Expected Cost & Attempt Planner
Estimate expected attempts, failure count, and total resource cost for a multi-level advanced honing push.
What this advanced honing calculator does
Honing systems are deceptively simple: each tap has a success chance, and each failure usually increases your next chance. The emotional part is obvious, but the math underneath is where most players lose track. This calculator helps you make rational decisions by estimating expected attempts, expected failures, and expected gold-equivalent spend from your current level to your target level.
Instead of guessing, you can model your own setup with a base success rate, pity-style increase per fail, and a cap on maximum success. Then you can layer in your actual per-attempt cost and quickly see whether your planned push fits your budget.
How to use the inputs effectively
1) Set your progression range
Use Current Honing Level and Target Honing Level to define how many upgrades you need. If you set 10 to 15, the tool models 5 successful upgrades total.
2) Enter your chance model
- Base Success Rate: your first-attempt success chance per level.
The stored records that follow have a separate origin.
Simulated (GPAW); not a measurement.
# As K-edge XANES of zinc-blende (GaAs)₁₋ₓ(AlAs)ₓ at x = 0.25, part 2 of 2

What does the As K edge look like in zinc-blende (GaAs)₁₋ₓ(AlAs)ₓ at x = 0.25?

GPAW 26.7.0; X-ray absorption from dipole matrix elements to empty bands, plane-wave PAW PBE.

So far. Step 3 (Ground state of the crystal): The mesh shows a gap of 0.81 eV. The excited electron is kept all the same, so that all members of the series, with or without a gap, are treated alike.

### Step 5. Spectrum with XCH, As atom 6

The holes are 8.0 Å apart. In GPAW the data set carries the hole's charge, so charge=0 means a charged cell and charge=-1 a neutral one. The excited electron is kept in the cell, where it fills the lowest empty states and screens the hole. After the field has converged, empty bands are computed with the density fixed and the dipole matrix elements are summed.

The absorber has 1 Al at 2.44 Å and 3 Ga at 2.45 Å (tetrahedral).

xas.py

- Increase Per Failure: the amount your success chance rises after each miss.
- Rate Cap: maximum allowed success chance.
- Starting Bonus: any extra chance from buffs, books, events, or temporary effects.
3) Enter your economic model
Split your cost into two pieces: direct gold and all materials converted into a gold equivalent. This keeps your result comparable with market alternatives (buying mats now versus later, selling instead of tapping, etc.).
Interpreting results like an optimizer
The output includes expected attempts per level, expected total attempts, and completion probability within your selected per-level attempt budget. This lets you think in both average outcomes and risk bounds.
- Expected attempts are long-run averages, not guarantees.
- Expected failures quantify how punishing variance can be.
- Budget completion probability is useful for short event windows and limited weekly resources.
Core math (simplified)
For attempt n, the success chance is: min(cap, base + bonus + (n−1)×failIncrease). The chance to succeed exactly on attempt n is that attempt’s success chance multiplied by all prior failure probabilities. The calculator combines those probabilities to produce expected attempts and budget success probabilities.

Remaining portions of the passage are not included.